On 10 September 2018, the applicant requested the removal of the VET accredited course 22282VIC Course in the Management of Asthma Risks and Emergencies in the Workplace from its scope of registration.
ASQA is the national vocational education and training regulator as that term is defined in section 3 of the NVR Act. Section 22(1) of the NVR Act states:
“An NVR registered training organisation must comply with the Standards for NVR Registered Training Organisations”. [Emphasis added]
The Standards for Registered Training Organisations are contained in the legislative instrument Standards for Registered Training Organisations (RTOs) 2015, which came into effect at various times between 1 January and 1 April 2015 (“RTO Standards”).

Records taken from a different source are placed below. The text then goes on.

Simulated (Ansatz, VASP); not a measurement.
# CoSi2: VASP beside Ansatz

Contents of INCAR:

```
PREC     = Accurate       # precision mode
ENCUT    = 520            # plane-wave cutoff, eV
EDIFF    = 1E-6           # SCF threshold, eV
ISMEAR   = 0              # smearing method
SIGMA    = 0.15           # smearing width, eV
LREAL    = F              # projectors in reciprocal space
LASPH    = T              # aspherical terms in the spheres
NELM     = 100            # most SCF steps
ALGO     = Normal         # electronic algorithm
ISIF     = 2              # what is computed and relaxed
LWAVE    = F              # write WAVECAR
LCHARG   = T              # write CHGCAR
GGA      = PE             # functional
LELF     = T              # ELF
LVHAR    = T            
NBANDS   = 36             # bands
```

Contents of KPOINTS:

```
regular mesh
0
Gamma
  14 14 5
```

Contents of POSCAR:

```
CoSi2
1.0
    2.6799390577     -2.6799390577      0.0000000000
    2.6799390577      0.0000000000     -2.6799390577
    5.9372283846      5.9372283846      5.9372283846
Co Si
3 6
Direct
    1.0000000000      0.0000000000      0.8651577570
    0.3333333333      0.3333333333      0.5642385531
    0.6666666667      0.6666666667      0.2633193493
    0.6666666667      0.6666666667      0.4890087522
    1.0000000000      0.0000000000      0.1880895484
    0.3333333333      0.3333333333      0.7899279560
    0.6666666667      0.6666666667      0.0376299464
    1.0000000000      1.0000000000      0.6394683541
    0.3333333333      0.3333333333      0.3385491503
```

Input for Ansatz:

On 9 January 2019, ASQA made the decision to cancel the applicant’s registration as an RTO effective from 21 February 2019, under sections 36(2)(f) and 39 of the NVR Act. The cancellation decision was made because ASQA identified that the applicant was non-compliant with clauses 4.1, 5.2, 1.7, 1.1, 1.2, 1.8, 1.3, 1.13, 1.16, 2.3, 2.4, 8.2 and 8.1 of the RTO Standards. On 17 January 2019, the applicant was notified of ASQA’s decision to cancel its registration. The applicant has applied to the Tribunal for review of the decision (“the substantive application”).
These proceedings concern an application for a stay of the operation and effect of the cancellation decision until final determination of the substantive application (“stay application”). At the time of the hearing of the stay application, the cancellation decision had already come into effect.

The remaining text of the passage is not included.